I was exhausted when I got to Chiang Rai. I slept alright on the night train once I was drunk enough to do so, but I got up at 7 a.m. to get off at Lampang. I was worried about my connection there since I couldn’t find any information online regarding it, but it was pretty seamless. To get from the train station to Chiang Rai, I just took a taxi from the train station to the bus station, which ran 50 baht. At the bus station, I found an old beater bus heading to Chiang Rai right away, it cost 140 baht or so. It was hardly luxurious and I didn’t get any sleep, and it took about four hours. Overall, pretty easy. The bus went right to the old Chiang Rai bus station, which is convenient since it’s right downtown.

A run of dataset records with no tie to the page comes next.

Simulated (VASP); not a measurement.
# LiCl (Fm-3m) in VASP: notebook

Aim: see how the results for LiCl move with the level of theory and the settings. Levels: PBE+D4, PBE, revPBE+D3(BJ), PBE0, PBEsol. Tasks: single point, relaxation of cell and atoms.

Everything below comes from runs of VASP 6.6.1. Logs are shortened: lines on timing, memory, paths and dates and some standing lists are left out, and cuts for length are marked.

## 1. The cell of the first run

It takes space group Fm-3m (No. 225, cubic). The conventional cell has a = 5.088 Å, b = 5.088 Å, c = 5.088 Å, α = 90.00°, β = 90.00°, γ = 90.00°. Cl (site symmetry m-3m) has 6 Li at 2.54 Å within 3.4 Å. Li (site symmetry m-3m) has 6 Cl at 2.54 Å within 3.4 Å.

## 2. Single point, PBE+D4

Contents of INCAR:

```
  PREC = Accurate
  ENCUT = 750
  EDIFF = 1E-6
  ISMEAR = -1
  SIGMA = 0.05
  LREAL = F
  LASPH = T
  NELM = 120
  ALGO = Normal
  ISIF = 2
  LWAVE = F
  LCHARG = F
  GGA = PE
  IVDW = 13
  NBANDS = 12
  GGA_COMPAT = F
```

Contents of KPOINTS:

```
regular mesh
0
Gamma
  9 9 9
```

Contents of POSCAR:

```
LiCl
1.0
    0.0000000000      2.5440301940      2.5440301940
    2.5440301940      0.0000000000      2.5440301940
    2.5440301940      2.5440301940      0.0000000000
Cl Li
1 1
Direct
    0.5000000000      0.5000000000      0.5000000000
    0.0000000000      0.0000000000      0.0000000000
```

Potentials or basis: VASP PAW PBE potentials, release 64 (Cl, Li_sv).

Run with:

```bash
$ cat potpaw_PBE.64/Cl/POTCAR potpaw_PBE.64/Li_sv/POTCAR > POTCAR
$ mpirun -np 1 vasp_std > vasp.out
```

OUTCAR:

I walked to a guesthouse from there, the extremely rasta Chockdee House. Everyone that worked there had dreadlocks and Bob Marley posters were everywhere. I was hoping somebody would bust out a spliff at the bar, but sadly it was not to be. Still, my room was nice enough and even had a balcony for 250 baht.
I rented a motorbike shortly after I checked in. I lied and said my passport was in Bangkok to get a visa processed, mainly because I’ve heard too many stories about people getting scammed at bike rental shops. No problem, I just left a 2,000 baht deposit and my driver’s license.
I rode down to the White Temple, aka Wat Rong Khun. This is basically the Sagrada Familia of Thailand. They started building it 15 years ago, and it won’t be finished for another couple of decades. Pictures aren’t allowed inside, but there are fairly unique and amazing paintings featuring Superman, Neo, an Angry Bird, the World Trade Center in flames, Transformers, and other images.
Unlike in Ayutthaya, I managed to get lucky and beat the rain home. I waited it out in my guesthouse, then rode out to Wat Phra Kaew, which used to house the famed emerald Buddha that no sits in the wat of the same name in Bangkok.
I parked next to a sleeping dog, and another dog barked at me as I walked away from my bike. Uh oh. I walked around the temple for ten minutes or so, but there isn’t all that much to see there anymore. As I walked back to my bike, a couple of dogs were hanging around, and immediately started barking. Five or six other dogs came out of nowhere and started barking at me as well, one even acted like it was going to attack. I yelled at them, but they didn’t seem to care. Of course, as always, a monk showed up, this one a teenage kid, and he said two words to the dogs in Thai and they immediately slunk away.
I spent some more time writing and researching and eating, then went to a bar. There was a Tiger Beer girl working there. This sort of thing happens all over Southeast Asia, especially Thailand, and I don’t know why other places don’t do this. It always works on me. Basically, a hot girl in a tiny dress comes up to take my order. I ordered a Leo Beer. She said I should order Tiger instead. Tiger costs 10 baht more, so what the hell do I care? I order Tiger, and she’s delighted. Brilliant marketing.
Later on, I went to the rasta bar and finally decided to be social. I sat down at a table and had a beer with a Kiwi dude, an Indonesian dude, two Chinese girls, and a Thai guy who thinks he’s Jamaican. Good times.
The next morning, I decided to head to the Black Temple, having already seen the white one. The Black Temple is a much smaller affair, a bit north of Chiang Mai. I was the only tourist there. Like the White Temple, this one was still under construction. It was filled with frightening and macabre images. There were long tables with long snake skins, and, well, I have pictures of that one, you’ll see.
I finished my time in Chiang Rai at the mall. Heading to Laos, Cambodia, Vietnam, I’m not sure when I’ll see another mall or, more importantly, another McDonald’s, so It was a fitting last hurrah in Thailand. After that, I caught a bus to Chiang Khong, where I would move on to Laos.